Every employee in the organization should have a customer experience metric on their performance scorecard, specific to their area of responsibility. This approach ensures that employees understand that improving the customer experience is “everyone’s responsibility.”

Furthermore, setting an overall corporate goal, such as a customer loyalty score or index, reinforces the message that employees must all work together to ensure an improvement in the end-to-end customer experience.

Setting targets is one of the trickiest parts of the process associated with linking customer experience metrics to compensation; it is a balance between art and science.

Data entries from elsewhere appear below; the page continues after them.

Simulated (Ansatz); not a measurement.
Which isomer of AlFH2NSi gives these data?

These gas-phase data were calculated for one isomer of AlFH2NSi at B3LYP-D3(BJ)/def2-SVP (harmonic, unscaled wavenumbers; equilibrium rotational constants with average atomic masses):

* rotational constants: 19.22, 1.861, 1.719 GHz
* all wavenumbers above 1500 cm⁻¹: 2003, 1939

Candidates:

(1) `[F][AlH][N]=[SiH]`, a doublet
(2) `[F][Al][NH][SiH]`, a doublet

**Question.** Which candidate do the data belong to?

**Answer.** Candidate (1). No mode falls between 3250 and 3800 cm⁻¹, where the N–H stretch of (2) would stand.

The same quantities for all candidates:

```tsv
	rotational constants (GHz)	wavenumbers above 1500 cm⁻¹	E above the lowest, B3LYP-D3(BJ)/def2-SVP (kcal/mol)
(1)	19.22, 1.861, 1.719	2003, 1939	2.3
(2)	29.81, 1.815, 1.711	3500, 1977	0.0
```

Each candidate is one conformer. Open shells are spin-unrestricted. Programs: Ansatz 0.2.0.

For those employees who are average performers, it is better to lean toward the upside and focus on the positive aspects of customer experience improvements rather than to risk demotivating employees with targets that they don’t believe they can achieve

To set credible, actionable and achievable targets, consider the following:

► The target must be set outside the margin of error to prevent rewarding employees for a simple random sampling error in the survey results.

► Consider the “end goal” or benchmark performance that you want the organization to ultimately achieve across all customer experience interactions.

► Determine what percentage improvement is expected to close the gap (e.g., 15%) between current performance and benchmark standards.

► Use a 1 decimal convention for reporting and target setting to prevent employees from focusing on minute changes in the actual numbers.

► Ideally, use one full year’s worth of data to establish the baseline before setting the target.

► Establish a standard (e.g., 8.5 out of 10) when improvements are not required, but rather target performance is set simply to maintain current performance.